Originally published March 26, 2017
The Shack: Where Tragedy Confronts Eternity, by William Paul Young. Available for $7-18 (movie released this month).
There was such a hullabaloo about the whole thing. There were people excited it was finally going to be on the big screen, as well as people resurrecting the battles over the theology and doctrine portrayed in the original book. As I attempt to do with at least some controversies, I let most of it flow on by. I am, after all, still an avid fan of Oh, God, a movie some evangelicals considered downright blasphemous. I was finally enticed to view the trailer; and I fell instantly in love. I had to have the book, sooner rather than later (and will watch the movie). Every spare moment this week, Kindle in hand, I devoured Young’s tale. Then, I spent a bit of time poking around on the Internet attempting to determine what all the fuss was about. You would have thought the story was a Doctorate Thesis, submitted to the public for vetting. On second thought, maybe it should be. Here is my take on the emotional and spiritual punch, and theological challenge, delivered by this lovely little book.

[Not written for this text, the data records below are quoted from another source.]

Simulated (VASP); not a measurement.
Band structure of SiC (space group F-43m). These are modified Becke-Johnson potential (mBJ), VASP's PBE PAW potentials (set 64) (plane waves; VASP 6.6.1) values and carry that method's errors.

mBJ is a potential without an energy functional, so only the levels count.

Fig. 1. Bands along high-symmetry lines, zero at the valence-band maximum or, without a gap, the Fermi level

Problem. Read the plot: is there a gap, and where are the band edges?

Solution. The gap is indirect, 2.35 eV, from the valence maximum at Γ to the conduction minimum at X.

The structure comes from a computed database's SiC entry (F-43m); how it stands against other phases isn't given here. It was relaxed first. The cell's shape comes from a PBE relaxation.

As a reference point for most of the criticism, I used a fairly prominent Christian blog, www.boundless.org. The article was articulate, and summarized most of the points others were making at various levels of ability and understanding. I found the criticism telling.
First there is the accusation that the story as presented seeks, in many subtle ways, to undermine The Faith. In my opinion, what the author is gently pushing against is the dogmatic doctrine of the church. A structure that believes, somehow, that the interpretations of the early Church Fathers are every bit as holy as the original text penned who knows how many millennia ago. The author points to a particular passage where the character of Jesus states that he is not Christian. Well, as it happens he was not. He was Jewish. Subversion of the “orthodox” view started a couple of millennia ago, I seem to recall the image of Jesus turning over tables in the temple courts.
Since folks like to quote things, let’s look at Proverbs 2:1-5 (ESV). “My son, if you receive my words and treasure up my commandments with you, making your ear attentive to wisdom and inclining your heart to understanding; yes, if you call out for insight and raise your voice for understanding, if you seek it like silver and search for it as for hidden treasures, then you will understand the fear of the Lord and find the knowledge of God.” As far as I can tell, scripture here, and in other places, encourages us to seek insight and understanding—not to accept it as a God-wrapped treasure from those who declare themselves our leaders and sole interpreters of ancient manuscripts.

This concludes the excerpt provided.